|Television Diet Tips
It would be easy to write about how terrible television is. It's an easy target. But I struggle with this because I enjoy watching television, like most everyone else. My research on the subject as well as my experience of seeing TV's effect on students causes me to view television fairly negatively. Still, I have to admit I enjoy it. Television has forever changed how we receive information and how we entertain ourselves. The challenge is to handle it responsibly. Here are a few "dieting" tips for limiting television viewing in your home.
1. Determine a set time and duration for your child to do homework each day. If you simply say he can watch TV when his homework is done, he may rush through his work to get to the TV.
2. Once a week or every few days, go through the TV guide with your children and together select the programs they will watch. This avoids surfing through the channels in search of something to watch. Using the TV then becomes a deliberate rather than habitual act. If you are wondering how much television to allow each week, one elementary school principal suggested to me that he would like to see students watch no more than thirty minutes of television each night.
3. Record programs (with the TV turned off) and watch them after homework or other activities are completed. This will also allow you to space out the viewing time over the week when favorite programs appear on the same day.
4. Make a game of eliminating all TV viewing for one week. Challenge your children with a reward if they can discipline themselves not to watch any TV during that time. If you do this once a month, it is like adding 18 - 21 days to your year!
5. Turn the TV off during times of family interaction or when the children are playing. Don't use it as background noise.
6. Help your child learn to critically analyze the message of the commercial. (This will be more successful with older children.) Help him make a habit of questioning if the message is true; if the product will really give him the benefit it claims; and if he truly needs it. Help him discern if the advertiser is using the classic marketing technique of selling the sizzle or selling the steak.
7. Make a habit of turning off the TV as soon as the last scene of the TV show has faded to black. This will allow you and your child to reflect on the message of the program without the distraction of commercials. Interact for a minute or two with your child about the program's message. This can be something simple, such as comments or questions like: "That was really funny when ..." or, "I didn't like that one character who..." or, "What did you like most (or least)..."

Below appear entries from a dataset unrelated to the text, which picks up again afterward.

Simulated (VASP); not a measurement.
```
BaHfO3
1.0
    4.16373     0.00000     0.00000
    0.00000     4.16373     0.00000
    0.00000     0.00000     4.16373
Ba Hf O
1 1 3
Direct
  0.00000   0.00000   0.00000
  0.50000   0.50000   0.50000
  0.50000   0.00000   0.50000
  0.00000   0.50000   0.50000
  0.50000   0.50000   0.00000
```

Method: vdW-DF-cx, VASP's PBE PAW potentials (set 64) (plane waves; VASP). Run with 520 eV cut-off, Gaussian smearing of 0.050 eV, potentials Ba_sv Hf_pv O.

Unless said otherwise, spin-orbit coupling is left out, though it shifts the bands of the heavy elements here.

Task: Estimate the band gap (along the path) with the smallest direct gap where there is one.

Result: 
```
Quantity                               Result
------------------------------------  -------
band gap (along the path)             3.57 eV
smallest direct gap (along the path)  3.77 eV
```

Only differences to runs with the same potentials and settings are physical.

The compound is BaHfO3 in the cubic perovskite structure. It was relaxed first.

Television can be a powerful force in shaping what your child thinks about and his habits of processing information. Unfortunately, the way television encourages your child to process information is the opposite of the habits he needs for the classroom. While television stresses emotion, immediacy, and entertainment, school work requires reason, reflection, and self-discipline.
It is imperative that you restrict and monitor what your child watches, or eliminate the television set altogether. When you limit viewing time, you are putting the TV in its right place — as a storyteller, not an extra family member.